Monday, 14 October 2013

Vege-rama

Here at Cook Castle, we have been embracing Brisbane's scorching weather and preparing ourselves for the summer onslaught. And as always, it starts with the food. The French provincial foodie of winter gives way to Malibu Tropicana cook-as-much-as-possible-on-the-bbq. So it's good cuts of meat or just-caught fish with some marinade or a spice-rub and tossed onto the heat. 

Our bbq has a gas wok attachment, so I slice up all manner of vegies and toss them about while the meat is cooking. Tonight we had red capsicum, green capsicum, fresh corn cut from the cob, green beans (they were just topped and tailed), broccolini, a handful of baby spinach and another handful of frozen edamame beans (which the manufacturer had thoughtfully taken out of the pod before freezing). When they were cooked, I stirred through some hoisin sauce and sprinkled toasted pine nuts on top. Easy, fab and yummy.

Which got me to thinking about other easy ways to add a bit of zing to vegies. Here's a few suggestions:

  • toss in lemon juice, olive oil, salt and pepper
  • sprinkle with fresh herbs like rosemary, coriander or basil
  • mix with a little soy sauce and sesame oil
  • drizzle with a little honey
  • grate a little low-fat cheese over them
  • grill with a spray of olive oil, a few garlic cloves, salt and pepper
  • add a quick splash of Tabasco sauce
  • stir-fry with a little oil and curry powder
  • toast slivered almonds in the oven and sprinkle on top
  • and when all else fails, there's always butter...


Sunday, 6 October 2013

Toasted coconut scallops

Alan and I had dinner at our local tavern during the week. They had just revamped their menu,  and Wednesday night was "two for one" so we would have been mad not to go. On the menu was "Toasted coconut, caramelised scallops, avocado and cherry tomato crush". It was sublime, absolute divinity. 

The avo was slightly spiced and mashed roughly, with chopped cherry tomatoes running through it, and these delicate scallops, about 12 in all, were sprinkled about and coated in these crisp coconut crumbs. So of course I had to come home, google it  and make my own. We had it last night and it was heaven. 

Here's the recipe for the scallop part. I'll leave it to you to mash your avo and chop the tomatoes. If it helps, I served the whole thing on baby spinach with a drizzle of balsamic and olive oil. I wish I had taken a picture.

Serves 2

Ingredients

1½ cups sweetened flaked coconut
2 cups boiling-hot water
¼ teaspoon cayenne or paprika
½ teaspoon salt
200g sea scallops, no shell or roe
1 cup all-purpose flour
2 egg lightly whisked
½ cup vegetable oil
lime wedges to serve

Method

Preheat oven to 190⁰C

In a small bowl stir together coconut and water. Drain coconut in a sieve and pat dry.

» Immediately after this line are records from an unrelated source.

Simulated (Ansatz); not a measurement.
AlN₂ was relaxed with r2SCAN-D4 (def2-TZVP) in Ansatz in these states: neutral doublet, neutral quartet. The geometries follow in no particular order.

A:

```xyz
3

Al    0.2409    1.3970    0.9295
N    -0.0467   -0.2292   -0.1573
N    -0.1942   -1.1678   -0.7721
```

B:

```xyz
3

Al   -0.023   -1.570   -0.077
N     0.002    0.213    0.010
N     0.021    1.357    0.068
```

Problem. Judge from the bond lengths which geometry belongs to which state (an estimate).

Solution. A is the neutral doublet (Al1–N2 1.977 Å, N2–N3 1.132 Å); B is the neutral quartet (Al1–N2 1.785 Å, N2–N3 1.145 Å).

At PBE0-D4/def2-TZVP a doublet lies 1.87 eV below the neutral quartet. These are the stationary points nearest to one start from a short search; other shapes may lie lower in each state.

On a baking sheet spread coconut in one layer and bake in middle of oven until pale golden, about 10-15 minutes. In a bowl stir together coconut, cayenne, and salt.

Pat scallops dry and season with salt and pepper. In two separate shallow bowls have ready flour and lightly beaten egg. Dredge scallops in flour, shaking off excess. Dip each scallop in egg, letting excess drip off, then coat well with coconut.

Heat a skillet over moderate heat, add the oil until it's pretty hot but not smoking and cook scallops until golden and just cooked through, no mor than 45-60 seconds each side.

Drain scallops on paper towels. Stack on top of avo mash, and serve with lime wedges.

Wednesday, 2 October 2013

Chocolate self-saucing pudding

It's really almost too far into spring to think about hot desserts but when I read this morning that a cooler change was imminent, I figured this stalwart could survive one more outing. Cooks by itself, really, and all you need to do is make sure you didn't serve a huge main meal, because you need lots of tummy space for this. 

My love and eternal devotion goes to Bill Granger for this. You'll find it in his "Bills' Food" book. 

Ingredients

Pudding
125g Plain Flour
Pinch of Salt
120g caster sugar
3 teaspoons baking powder
4 tablespoons cocoa powder
250ml milk - be brave and use full-fat
85g unsalted butter melted
2 eggs lightly beaten
1 teaspoon vanilla extract
Double cream or crème fraiche to serve

Topping
185g soft brown sugar
2 tablespoons cocoa powder
250 ml boiling water

Method

Preheat the oven to 180°C

Sift the flour, salt, sugar, baking powder and cocoa powder into a bowl.

Add the milk, butter, egg and vanilla extract and mix with beaters until combined.

Pour into four 250 ml (1 cup) greased pudding moulds.

To make the topping, stir the brown sugar and cocoa powder in a bowl to combine, then sprinkle it over the pudding batter.

Pour boiling water carefully over the puddings, then bake for 20 to 25 minutes.

Serve with thick cream. What could be easier!